Granger did the right thing
When the stakes are high — and $700 billion qualifies — what we look for from our leaders is leadership. I am grateful for Rep. Kay Granger’s leadership this week as she swallowed hard and cast her vote to allow liquidity to be restored in our credit markets.
While I can find not one person happy to spend this kind of money because of our near unanimous belief that it didn’t have to be this way, neither can I find anyone who really wants to bear the pain of a huge shock to the U.S. and world economy that not acting will likely bring.

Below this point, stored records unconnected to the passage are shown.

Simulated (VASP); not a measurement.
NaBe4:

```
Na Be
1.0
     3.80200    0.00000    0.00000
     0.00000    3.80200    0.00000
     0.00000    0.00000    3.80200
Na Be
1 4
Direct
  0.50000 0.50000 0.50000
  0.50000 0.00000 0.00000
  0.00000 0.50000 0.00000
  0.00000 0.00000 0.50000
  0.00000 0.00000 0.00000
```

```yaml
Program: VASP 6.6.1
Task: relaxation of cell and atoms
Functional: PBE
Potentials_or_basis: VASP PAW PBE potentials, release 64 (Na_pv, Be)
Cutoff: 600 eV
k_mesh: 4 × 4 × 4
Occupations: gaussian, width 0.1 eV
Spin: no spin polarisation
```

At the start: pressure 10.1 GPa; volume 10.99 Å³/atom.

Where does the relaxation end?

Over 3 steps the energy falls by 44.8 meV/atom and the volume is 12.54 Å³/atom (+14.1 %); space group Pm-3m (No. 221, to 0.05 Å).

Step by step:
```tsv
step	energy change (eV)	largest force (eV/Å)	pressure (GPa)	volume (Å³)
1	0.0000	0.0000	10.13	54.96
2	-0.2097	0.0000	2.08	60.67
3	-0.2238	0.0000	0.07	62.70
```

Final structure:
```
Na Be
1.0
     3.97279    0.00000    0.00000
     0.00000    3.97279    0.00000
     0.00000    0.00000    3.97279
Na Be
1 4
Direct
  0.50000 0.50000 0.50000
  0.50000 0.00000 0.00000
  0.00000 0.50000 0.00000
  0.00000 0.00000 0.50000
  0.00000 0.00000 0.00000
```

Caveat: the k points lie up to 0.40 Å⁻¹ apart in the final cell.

Put it this way: there is a world of difference in finding the bottom of the real estate bubble at 10 mph versus 100 mph. Ten will scrape and bruise us, a hundred will break bones. At 10 mph we can quickly recover a little battered, at 100 mph our bitterness, fear and real damage to lives everywhere may not allow us to recover for years.
It is entirely human for us to react angrily and to demand our pound of flesh for what we believe are other’s misdeeds. It is also entirely human for us to engage our forebrains and look as dispassionately as possible at the math, which nearly every responsible and knowledgeable economist in the country has done, and see that we now need to set our feelings aside and act responsibly to shore up the credit markets to cushion to the extent we can the inevitable bitter pill of the free market adjusting itself.